By Jason Griffith ’12
The launch of the uncrewed Artemis I mission later this year is both a symbolic step and tangible progress toward the goal of landing humans on the lunar surface for the first time since 1972. Since the close of the Apollo missions, which saw 12 Americans walk on the lunar surface, humanity’s space endeavors have stayed in low earth orbit. To add some perspective for how near to our home world we’ve remained since Apollo, if Columbus’ first voyage from Spain to the Bahamas were compared to the distance covered on the Apollo flights from the Earth to the moon, our regular trips to the International Space Station (on this old-world exploration scale) would still be in view of cathedral spires on the Spanish coast.
It may have taken awhile, but once again, we are going. After Artemis I proves out the tools to get us there (the Orion spacecraft and the Space Launch System rocket), the Artemis II mission will fly crew around the moon. Then, the Artemis III mission will return humans to the surface of the moon for the first time since the completion of the Apollo 17 mission.
As a Rensselaer Polytechnic Institute graduate working as the Artemis I and Artemis III mission lead at Lockheed Martin for the Orion spacecraft, I feel proud of the hard work that we’ve put in developing the mission concept of operations, implementing that on the spacecraft, and testing, in order to be ready for the mission later this year. I’m eager to support Artemis I mission operations and the challenges that lay beyond that. Returning Americans to the moon, and the other still loftier goals, will require technical, political, and organizational solutions. It is up to this generation of engineers to find the answers to those challenges to enable humanity to push out further into the system around us.
I see the work we do on the Orion spacecraft in that context: not just as a singular effort to grasp again at the moon, but rather as a part of the larger groundswell of activity in both the public and the private sector seeking to make space a more regular part of the human domain. Artemis I is the step we take today that furthers us on the longer journey. It is like a temporal adaptation of “think globally, act locally” — engineers should think generationally, act immediately. This is the type of generational thinking that the people who laid the first stones to the Notre Dame de Paris knew; that even their children would likely never see its completion. It’s the same type of thinking that is required to solve the issues of a secure energy future, climate change, and many of the other challenges that face humanity.

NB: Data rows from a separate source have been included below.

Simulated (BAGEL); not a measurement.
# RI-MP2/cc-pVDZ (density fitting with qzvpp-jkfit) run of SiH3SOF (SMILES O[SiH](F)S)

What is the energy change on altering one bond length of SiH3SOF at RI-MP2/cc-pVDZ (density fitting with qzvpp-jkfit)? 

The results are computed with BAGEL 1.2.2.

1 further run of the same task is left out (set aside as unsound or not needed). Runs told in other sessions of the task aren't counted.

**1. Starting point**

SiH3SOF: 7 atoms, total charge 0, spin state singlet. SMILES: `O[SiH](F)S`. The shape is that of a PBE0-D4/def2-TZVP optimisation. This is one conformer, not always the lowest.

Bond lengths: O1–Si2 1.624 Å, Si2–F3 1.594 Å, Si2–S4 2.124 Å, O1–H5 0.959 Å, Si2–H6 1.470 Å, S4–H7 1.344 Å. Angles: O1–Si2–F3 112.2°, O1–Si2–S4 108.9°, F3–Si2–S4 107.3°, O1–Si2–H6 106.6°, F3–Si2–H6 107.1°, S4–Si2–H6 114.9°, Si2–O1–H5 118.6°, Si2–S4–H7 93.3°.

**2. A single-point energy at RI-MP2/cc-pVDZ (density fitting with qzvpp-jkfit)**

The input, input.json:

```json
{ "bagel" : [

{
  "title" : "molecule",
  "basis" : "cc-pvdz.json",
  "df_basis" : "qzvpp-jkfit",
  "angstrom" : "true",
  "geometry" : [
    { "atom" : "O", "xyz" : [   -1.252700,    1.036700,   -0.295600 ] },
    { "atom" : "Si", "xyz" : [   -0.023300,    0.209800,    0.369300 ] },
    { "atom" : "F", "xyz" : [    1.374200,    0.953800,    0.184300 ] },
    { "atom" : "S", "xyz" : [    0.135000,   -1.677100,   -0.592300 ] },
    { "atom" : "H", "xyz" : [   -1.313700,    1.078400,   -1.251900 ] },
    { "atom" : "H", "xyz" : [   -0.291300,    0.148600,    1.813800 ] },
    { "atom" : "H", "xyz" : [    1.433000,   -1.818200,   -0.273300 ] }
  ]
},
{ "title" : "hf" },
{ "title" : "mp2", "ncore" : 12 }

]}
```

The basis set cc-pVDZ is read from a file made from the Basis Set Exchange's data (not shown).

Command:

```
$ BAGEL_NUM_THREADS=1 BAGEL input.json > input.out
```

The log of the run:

Through this lens, one should see not only the near-term milestones and benefits of human space exploration (scientific knowledge, inspiration, creation of a skilled technical workforce, spinoff technologies, etc), but also the place of human spaceflight in furthering the cause of humanism. For once we get beyond the first tentative steps of exploration to the moon and Mars, there is a future where there are large numbers of humans living off Earth, each one innovating, creating, and philosophizing, adding the to the ever-diversifying tapestry of the human experience.